Swami Vivekananda, the great patron saint of yoga who delivered so many talks and
wrote so many books to a western audience at the time when World War I was ravaging
the western hemisphere, speaking of the aim of Raja-yoga while perhaps unknowingly
addressing the shaman as well in a particular statement, in his Raja-Yoga said that "the aim of all training should be to make the man grow. The man who influences, who throws his magic, as it were, upon his fellow beings, is a dynamo of power, and when that man is ready, he can do anything and everything he likes (p. 239)." This is exemplified by Christ's retreat to the desert to meditate for forty days. It is this type of mental training which, in the case of Raja-yoga, reaches a highly scientific form.

The itinerant differences between shamanism on one hand, and Yoga and ceremonial magic on the other, is that the former has usually always come from societies without a written language, and hence no written record, whereas the latter have come
from highly literate and record-keeping cultures; India and Europe. Ceremonial magic
and yoga, due to the development of book printing and its increasingly efficient means of transmitting information, had the opportunity to refine themselves and change in an academic way, whereas classical shamanism hasn't been afforded this exposure to widespread evolution involving a large (comparatively) segment of the population. It can be seen in these three instances, however, that altered states are not only an intrinsic part of deep, life-and-world-changing spiritual work, but they are a means to that end, the vessel by which one goes out into the black ocean of the collective unconscious.

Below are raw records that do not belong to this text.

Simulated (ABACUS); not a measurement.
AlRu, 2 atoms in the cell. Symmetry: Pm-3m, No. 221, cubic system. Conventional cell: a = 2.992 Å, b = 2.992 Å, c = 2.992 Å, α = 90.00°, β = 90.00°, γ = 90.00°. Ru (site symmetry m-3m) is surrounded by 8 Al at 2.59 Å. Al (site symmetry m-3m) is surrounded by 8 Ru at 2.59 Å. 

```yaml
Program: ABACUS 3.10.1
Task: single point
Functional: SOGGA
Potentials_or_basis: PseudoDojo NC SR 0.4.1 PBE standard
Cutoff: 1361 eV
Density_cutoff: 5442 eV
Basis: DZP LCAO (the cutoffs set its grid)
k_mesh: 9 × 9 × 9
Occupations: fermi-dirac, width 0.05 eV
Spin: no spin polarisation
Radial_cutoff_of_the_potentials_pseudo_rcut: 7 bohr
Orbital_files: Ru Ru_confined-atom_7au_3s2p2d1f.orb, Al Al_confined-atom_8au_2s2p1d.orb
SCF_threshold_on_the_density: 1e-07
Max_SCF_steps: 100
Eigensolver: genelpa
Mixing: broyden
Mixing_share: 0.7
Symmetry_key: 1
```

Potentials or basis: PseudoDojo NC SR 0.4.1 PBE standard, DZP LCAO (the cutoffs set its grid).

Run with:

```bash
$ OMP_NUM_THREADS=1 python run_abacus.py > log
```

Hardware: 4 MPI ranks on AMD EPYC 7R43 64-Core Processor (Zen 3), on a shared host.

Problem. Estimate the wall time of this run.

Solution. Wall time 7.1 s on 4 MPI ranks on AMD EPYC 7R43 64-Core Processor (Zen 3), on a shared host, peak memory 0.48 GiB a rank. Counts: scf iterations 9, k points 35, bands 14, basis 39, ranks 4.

A friend of mine named John described shamanism as the "granddaddy of all religions," and I think there might be some truth to that. He said that "a shaman is
someone who walks between the worlds," who is an "intermediary" for the tribe. I
question whether the role of shaman is available to us today, in our concrete and neon mazes.

Keeping in mind all we have covered, I think we can come up with some idea of how to seek and converse with one's own shaman-self, if you will. It is obvious that there
is a particular brain state which allows one to use one's own imagination towards, well, a lot of different ends. But our purpose is to understand how these states allow us to affect change in our lives, using supposedly "mysterious" ends. Its all very simple; the experiences which occur as a result are gigantic. Let's say there is an aspect of ourselves we wish to heal, a wound that was caused long ago and we haven't the courage to face it, to go back into that space. Often, shitty things that have happened to us, even if we don't think about them consciously very often, can have disastrous affects on our lives.

Whether it was early childhood or a year ago, we all accumulate baggage which proves to be quite heavy after some time. We've all heard about "venting" and "letting of some steam," either through playing football, the drums, shooting off a gun in the desert, punching a wall, or boring one's coworkers to tears. This is healthy, but it doesn't do anything to get rid of the simmering pot or the water. One has to get at the root, like with a weed.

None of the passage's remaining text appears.